On Saturday, Jan. 24, a second 37-year-old American citizen was shot dead in Minnesota by federal agents. The first was Renee Good, who was killed on Jan. 7 while apparently trying to drive away from ICE agents who had been demanding that she get out of her car. The second, killed on Jan. 24, was Alex Jeffrey Pretti, an ICU nurse, who, according to witnesses, was trying to assist another demonstrator who had been sprayed with tear gas. Video footage of the incident shows him empty-handed, on his knees surrounded by agents at the time the shots rang out.
As Minnesota resident, and former FBI agent and 9/11 whistleblower Coleen Rowley told this writer in a videotaped interview, that six top Minnesota prosecutors walked off their jobs because of the FBI’s refusal to cooperate with Minnesota’s Bureau of Criminal Apprehension (BCA). Rowley reported, “Initially they thought, ‘Okay, well, the FBI will investigate with the Bureau of Criminal Apprehension together, and they share interviews and things like that.’ But after a very short, maybe a few hours, the feds said, ‘No, we’re not investigating our ICE agent. We are investigating the victims of the shooting.’
“And when that happened, and they said it’s not a civil rights investigation that would be looking at the whether it was a good, a justified, or unjustified shooting by the ICE officer … six of our criminal prosecutors, the top career prosecutors in the U.S. Attorney’s office, including the former acting U.S. Attorney, (and this was the guy that was the career expert and he even prosecuted the Somalian frauds), they resigned in protest … because this is so off the charts.…They said, ‘This is wrong. We aren’t going to investigate the victims. The BCA should be the ones investigating it.’”

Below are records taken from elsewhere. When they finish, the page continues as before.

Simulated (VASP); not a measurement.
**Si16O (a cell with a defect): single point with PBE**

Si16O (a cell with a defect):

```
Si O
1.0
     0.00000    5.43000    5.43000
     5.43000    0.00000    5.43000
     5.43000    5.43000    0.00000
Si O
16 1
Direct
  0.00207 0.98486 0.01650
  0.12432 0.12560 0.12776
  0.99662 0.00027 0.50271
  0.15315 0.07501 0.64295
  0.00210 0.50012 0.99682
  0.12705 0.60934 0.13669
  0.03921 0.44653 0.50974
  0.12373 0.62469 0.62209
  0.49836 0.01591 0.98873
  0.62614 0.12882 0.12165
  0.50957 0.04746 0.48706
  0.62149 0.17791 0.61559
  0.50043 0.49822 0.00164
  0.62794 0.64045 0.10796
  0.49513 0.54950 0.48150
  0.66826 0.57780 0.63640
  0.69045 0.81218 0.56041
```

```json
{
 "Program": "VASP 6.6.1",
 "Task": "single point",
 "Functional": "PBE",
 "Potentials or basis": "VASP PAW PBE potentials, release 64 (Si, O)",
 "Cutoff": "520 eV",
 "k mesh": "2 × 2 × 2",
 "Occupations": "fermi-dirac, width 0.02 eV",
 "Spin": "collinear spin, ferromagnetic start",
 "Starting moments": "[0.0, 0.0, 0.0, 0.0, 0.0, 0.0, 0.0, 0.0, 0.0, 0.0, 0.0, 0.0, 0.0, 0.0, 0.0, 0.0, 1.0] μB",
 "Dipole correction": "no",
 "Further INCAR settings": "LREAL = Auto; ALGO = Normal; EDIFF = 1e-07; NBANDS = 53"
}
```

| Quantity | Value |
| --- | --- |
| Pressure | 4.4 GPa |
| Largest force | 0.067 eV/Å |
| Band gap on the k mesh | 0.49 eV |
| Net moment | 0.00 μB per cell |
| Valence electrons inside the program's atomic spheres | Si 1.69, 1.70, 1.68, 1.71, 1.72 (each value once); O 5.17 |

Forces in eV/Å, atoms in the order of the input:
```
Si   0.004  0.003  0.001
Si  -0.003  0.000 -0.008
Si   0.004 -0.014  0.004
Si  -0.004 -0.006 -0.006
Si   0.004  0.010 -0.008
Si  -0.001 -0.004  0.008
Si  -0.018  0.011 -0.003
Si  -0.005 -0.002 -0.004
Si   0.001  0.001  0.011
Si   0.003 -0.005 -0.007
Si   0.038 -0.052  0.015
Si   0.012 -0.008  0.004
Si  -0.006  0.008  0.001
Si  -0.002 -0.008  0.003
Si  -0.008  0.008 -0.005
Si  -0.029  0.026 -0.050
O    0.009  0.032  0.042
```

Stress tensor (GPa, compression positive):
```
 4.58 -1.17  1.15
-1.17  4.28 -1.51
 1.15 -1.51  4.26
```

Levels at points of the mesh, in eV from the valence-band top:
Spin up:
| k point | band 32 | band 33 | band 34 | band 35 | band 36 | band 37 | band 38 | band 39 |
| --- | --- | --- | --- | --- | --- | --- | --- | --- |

Rather than question the overall “immigration enforcement” policy, which has led to the shooting deaths of two American citizens in less than three weeks, President Donald Trump has doubled down in defense of this Kafkaesque approach with a series of Truth Social posts, including “re-Truthing” a post from DHS Assistant Secretary for Public Affairs Tricia McLaughlin, who wrote, “In Minneapolis, these rioters attacked our officer, and one of them bit off our HSI officer’s finger.” For added incendiary drama, she added, “He will lose his finger,” and included a photo of the officer holding his bloody hand and a photo of the severed finger in a plastic Tupperware cup. Is it AI? Is it real? Who knows? Is the blood and gore being shown to seduce horrified Americans to look away from the shooting death of Alex Pretti, and incite them against the “violent rioters"?
After that gory post, Trump praised the performance of former acting ICE Director Jonathan Fahey, who had appeared on Fox News. Fahey was careful to start his sentences with, “if,” but then going on to say that “if” Pretti had a loaded weapon, “and I agree the investigation needs to be done [not really—ed.]” then these “officers could very well have prevented a major mass shooting.…”
When the Fox News interviewer mocked Minneapolis Mayor Frye for saying that “not one window was broken,” as he commended protesters for the peaceful march organized by faith leaders the previous day, Fahey snickered, “having a peaceful protest shouldn’t be a big achievement” (thereby admitting that the demonstrators were peaceful), and then whined that these protesters have been “impeding ICE from doing their job.” For those who don’t know, that’s called “civil disobedience” or “non-violent direct action,” neither of which is punishable by death in the United States.
Rome Redux
Nero and Caligula did not have access to television or social media, so they gathered the Roman people into large coliseums in order to inculcate a pornographic addiction to bloodletting, by having gladiators fight each other to the death for sport. St. Augustine writes about the addictive quality of being drawn into these horrific games in his Confessions, describing how his childhood friend Alypius is dragged along by a frenzied mob to the Carthaginian games, believing he can avoid looking, but after a very loud roar from the crowd, he opens his eyes “to make way for the striking and beating down of his soul.” Augustine writes that after Alypius looks and sees the blood, it is as if he has imbibed a bestial poison from which he could no longer turn away.
It should be needless to say (but apparently isn’t) that the barbaric, bestial, and violent society known as the Roman Empire consumed itself with depravity and collapsed.
That empire collapsed not because its leaders were not cruel enough or because its subjects were not terrified enough of the whims of the various emperors. It collapsed because such depravity is a violation of the principles of natural law.
Natural Law
Ever since the miraculous appearance of little single-celled organisms on our planet, or earlier, since the Sun was born, or even before that, our universe has been developing with increasing energy, complexity, and beauty.
Life on our planet has evolved from animal to plant, from fish to bird, from amphibian to mammal, and mysteriously to human beings, who are much weaker than all of the animals in various of our physical attributes; but we have been endowed with an invisible spirit of creative reason, which has enabled us to improve and develop what nature has already provided.
The purpose of fleeing Europe to form a republic on this side of the Atlantic was to create a form of government that would protect the freedom of each equally-born individual to develop his or her talent in such a way as to contribute to the immortality of our species.
Because of that dedication, the American colonists, aided by like-minded people from across the globe, including back in Europe, defeated the vast and powerful British Empire.
In this 250th year since our Declaration of Independence, we should remember that what allowed us to achieve that victory for mankind was not our strength, but our goodness.